Moving from ButterCMS to NetlifyCMS

Publication Date | June 20, 2020
Last Updated | June 23, 2020

This blog is built on GatsbyJS, hosted by Netlify and uses a headless CMS. I've been using ButterCMS for the last year (2019), but I'm moving everything to NetlifyCMS as a headless CMS. I debated using Contenful, but found Contentful a bit more complicated than I wanted it to be.

ButterCMS has been good, but after using it for a while there's a few reasons I'm moving to NetlifyCMS. The primary reason was I wanted to support a Table of Contents type scrolling. I found that with ButterCMS, I wouldn't be able to do that easily with my limited CSS skills.

Differences Between ButterCMS and NetlifyCMS

There's a few notable differences between ButterCMS and NetlifyCMS, but the biggest difference is how content is stored. In ButterCMS, content is stored on ButterCMS servers, whereas NetlifyCMS is frequently stored on your own medium (GitHub repo, etc.). With NetlifyCMS, I can use a Markdown editor instead of using a ButterCMS WebEditor.
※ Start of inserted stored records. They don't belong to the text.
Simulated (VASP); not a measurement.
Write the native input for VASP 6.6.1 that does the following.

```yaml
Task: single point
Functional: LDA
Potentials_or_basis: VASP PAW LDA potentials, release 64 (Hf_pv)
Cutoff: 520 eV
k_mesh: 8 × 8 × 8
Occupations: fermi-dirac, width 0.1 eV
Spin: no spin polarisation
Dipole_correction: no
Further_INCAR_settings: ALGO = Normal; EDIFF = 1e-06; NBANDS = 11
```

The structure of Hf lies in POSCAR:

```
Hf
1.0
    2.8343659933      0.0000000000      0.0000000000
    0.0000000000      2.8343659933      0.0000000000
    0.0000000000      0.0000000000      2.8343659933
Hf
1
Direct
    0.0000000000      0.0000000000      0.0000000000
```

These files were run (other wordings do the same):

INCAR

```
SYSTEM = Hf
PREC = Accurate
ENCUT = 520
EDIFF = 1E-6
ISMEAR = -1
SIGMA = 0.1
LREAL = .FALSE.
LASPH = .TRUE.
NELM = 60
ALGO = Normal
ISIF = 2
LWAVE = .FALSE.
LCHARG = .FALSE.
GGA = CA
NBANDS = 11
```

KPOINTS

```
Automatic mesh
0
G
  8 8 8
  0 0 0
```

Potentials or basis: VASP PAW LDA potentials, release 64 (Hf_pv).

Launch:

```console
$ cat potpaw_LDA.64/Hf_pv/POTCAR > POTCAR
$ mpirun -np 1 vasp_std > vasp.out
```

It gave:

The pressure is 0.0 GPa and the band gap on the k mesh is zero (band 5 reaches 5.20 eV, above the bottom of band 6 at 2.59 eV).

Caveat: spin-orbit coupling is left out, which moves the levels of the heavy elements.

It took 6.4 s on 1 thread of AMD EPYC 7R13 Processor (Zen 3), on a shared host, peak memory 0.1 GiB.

  1. ButterCMS pricing was expensive ($40 / month)
  2. NetlifyCMS has a better integration with Netlify and Gatsby. I found GatsbyJS and Netlify was constantly improving, so I found myself missing on features and documentation that I wanted.
  3. I found it difficult to write and format with ButterCMS's editor. The lack of auto-save and the difficulty I had with formatting made writing harder for me.
  4. Using ButterCMS made it harder to dynamically format content. For instance, I wanted to be able to control links, table of contents, and images easier. Adding new Markdown plugins from Gatsby (like dynamic table of contents) lets me have improved features for my new and past content. I was styling a lot by hand in ButterCMS and it was time-consuming. Markdown is a blessing, but having the raw files let me customize frontmatter attributes much easier.
  5. I had some minor bugs with plugins between Gatbsy and ButterCMS that were slightly frustrating.
  6. Having your content stored on someone else's server isn't always ideal.
  7. Much more documentation around using NetlifyCMS than ButterCMS.

Good Parts of ButterCMS

I do want to praise the good parts of ButterCMS!

  • It was much easier to setup than NetlifyCMS.
  • It has been reliable, I haven't noticed much downtime.
  • I had a few articles that got a surge in traffic randomly. ButterCMS's CDN was able to handle images seamlessly.

Let's see how this goes. It takes a bit of time to switch from one headless CMS to another, especially if you have to migrate a lot of content and code, so I hope this is the last CMS I switch to!